Black Lives Matter
Like many of you, I am heartbroken at the murder of George Floyd last week. Like many of you, I feel a sense of outrage at the inevitability and impotence at my own ability to change the system.
I don't have any answers, but I can tell you what I'm doing.
I'm being mostly quiet on social media. I'm listening to what the Black accounts I follow are saying, but I don't think my voice has anything to lend right now. There is always a feeling in much of social media that it's an exercise in performative self-labeling, and I can't shake the feeling that me posting about racism is trying to shine a light on me rather than where it should be shining. (I have been reposting helpful information put out by Black voices, like this list of Black-owned bookstores -- here's another list of Black-owned bookstores -- and the newly formed Black Owned Maine website.)
(Yes, I realize there's some irony in talking HERE about what I'm doing. But it is quieter and less attention-grabbing somehow to tell you in my newsletter. Look, there's no perfect way to do this.)
I have donated money to Black Lives Matter, the Black Mamas Matter Alliance, the Black Visions Collective, bail funds for protesters, and the ACLU, for starters.
I am reading. I got How to Be An Antiracist by Ibram X. Kendi and This Book is Anti-Racist by Tiffany Jewell and Aurelia Durand. I've ordered Me and White Supremacy by Layla Saad, and Stamped by Jason Reynolds and Ibram X. Kendi. I talk a lot about how if you want to be a writer, you have to do the work. You have to sit down and write. No one else can do it for you. If you're white like me, it's on you to do the work to learn everything you can. It's on you to read and learn. Don't expect your Black friends to explain it to you. That's not their job. (I know all those books are backordered right now. Just order them from a Black-owned bookstore, or your local indie at least, and wait.)
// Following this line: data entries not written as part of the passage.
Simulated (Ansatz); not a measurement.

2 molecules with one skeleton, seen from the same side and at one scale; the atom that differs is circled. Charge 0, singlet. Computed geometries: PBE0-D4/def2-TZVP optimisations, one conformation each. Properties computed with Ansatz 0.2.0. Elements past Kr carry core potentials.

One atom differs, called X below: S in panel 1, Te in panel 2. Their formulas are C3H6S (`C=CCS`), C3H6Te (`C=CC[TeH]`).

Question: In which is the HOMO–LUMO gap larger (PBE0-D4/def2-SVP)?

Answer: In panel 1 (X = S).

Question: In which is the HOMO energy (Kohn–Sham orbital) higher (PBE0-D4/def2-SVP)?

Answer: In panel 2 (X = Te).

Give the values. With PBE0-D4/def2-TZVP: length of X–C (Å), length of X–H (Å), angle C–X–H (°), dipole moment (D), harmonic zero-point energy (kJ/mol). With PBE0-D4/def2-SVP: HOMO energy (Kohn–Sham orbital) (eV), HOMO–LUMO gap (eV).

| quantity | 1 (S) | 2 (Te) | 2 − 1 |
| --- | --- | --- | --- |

I will admit I'm feeling conflicted about how to respond. Like I said, I'm being pretty quiet on social media right now, but part of that is that social media is causing me anxiety. I see the anger and outrage as well as, like, normal reportings of the news, and I absorb it, and it's distressing. At the same time, I recognize the extreme privilege I have in my ability to turn off social media, to turn off the thing that's causing me anxiety. I do think it's my civic duty to know what's happening, to not look away. But I also have to preserve my mental health so I can keep moving forward. I feel guilty just writing that down, though.
So I do check in with social media, but don't spend too long there.
All I know is this: my purpose here on earth is to spread joy, and that can happen in a lot of ways. It happens when Dave and I raise our kids to be thoughtful humans, so we have been talking to them, a lot, about the news. It happens when I honor my need for mental health, so I avoid social media if that's going to put me into a state where I'll be no help to anyone. It happens if I can help other people by donating money when I can. It happens when I write.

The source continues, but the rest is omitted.